Posted by: Hammer / 7:48 AM

The New York Times: Onscreen, It's the Season of Cynicism
Whatever happened to tidings of comfort and joy?"

With movies like "Surviving Christmas," "Christmas With the Kranks" and last year's hit "Bad Santa," Christmas - according to Hollywood - has become something to endure rather than celebrate, and that sentiment is breeding a whole new genre of anti-holiday holiday movies. ....

The themes are hardly unusual. Last year's theatrical hit (and this year's hit on DVD) "Elf" features Will Ferrell as a Candide-like believer in Christmas cheer who encounters nothing but cynicism and scowls on his jaunt through Yuletide Manhattan. And in "Bad Santa," Santa is actually the bad guy - a con artist out to rob a department store on Christmas Eve. ...

Nowadays, "you make fun of Christmas," said the film historian David Thomson, who has just published a history of the industry called "The Whole Equation" (Alfred A. Knopf). "I think it's more current now to say that Christmas is this dreadful family occasion where relatives who don't like each other come together and get drunk and start fighting. A lot of Christmas movies are rather like that."

The old-time genre of sincere, values-oriented Christmas movies still exists, but it seems to have migrated from the silver screen to television, where James Stewart appears faithfully every year, and where this season viewers can tune in to the latest treacly tales, like NBC's recent musical version of "A Christmas Carol" and, on CBS, "A Very Married Christmas" and "When Angels Come to Town."

Santa is a bad guy out to rob a department store? That is bad. The only thing worse would be if some half-monster, half-man dressed up as Santa Claus and set out to rob every store in a peaceful little town. That's a show that just could not have been made in 1966.

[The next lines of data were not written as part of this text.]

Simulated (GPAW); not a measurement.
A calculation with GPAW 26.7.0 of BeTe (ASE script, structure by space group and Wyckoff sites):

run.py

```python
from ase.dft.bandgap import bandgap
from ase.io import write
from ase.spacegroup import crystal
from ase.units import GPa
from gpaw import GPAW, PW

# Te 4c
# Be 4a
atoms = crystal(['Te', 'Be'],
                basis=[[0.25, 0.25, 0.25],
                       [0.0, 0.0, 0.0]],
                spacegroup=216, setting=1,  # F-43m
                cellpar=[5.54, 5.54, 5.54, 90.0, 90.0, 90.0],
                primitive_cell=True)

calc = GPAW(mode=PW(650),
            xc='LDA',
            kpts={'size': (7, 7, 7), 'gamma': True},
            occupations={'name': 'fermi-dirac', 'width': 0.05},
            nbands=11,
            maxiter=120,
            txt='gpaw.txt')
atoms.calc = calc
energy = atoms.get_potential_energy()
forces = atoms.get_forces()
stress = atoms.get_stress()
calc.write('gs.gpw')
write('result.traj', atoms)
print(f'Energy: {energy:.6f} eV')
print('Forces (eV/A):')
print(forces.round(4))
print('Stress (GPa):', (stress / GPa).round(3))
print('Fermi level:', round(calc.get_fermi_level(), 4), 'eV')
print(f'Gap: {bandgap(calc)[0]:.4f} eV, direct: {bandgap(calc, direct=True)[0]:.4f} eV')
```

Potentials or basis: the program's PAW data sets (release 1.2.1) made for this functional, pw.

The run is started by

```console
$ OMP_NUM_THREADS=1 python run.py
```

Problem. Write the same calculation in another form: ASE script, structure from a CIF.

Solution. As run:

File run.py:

A single believer who faces nothing but cynicism? That's a show that couldn't be made in 1965 about a round-headed kid whose simple beliefs are overwhelmed by the commercialism of Christmas.

I'm sure it's only a matter of time before those Hollywood liberals make a movie about the real Santa Claus coming to New York City, but a femi-Nazi and her daughter refuse to believe in him while some out-of-control trial lawyers try to lock him away in an asylum. That's a story that couldn't be told in 1947.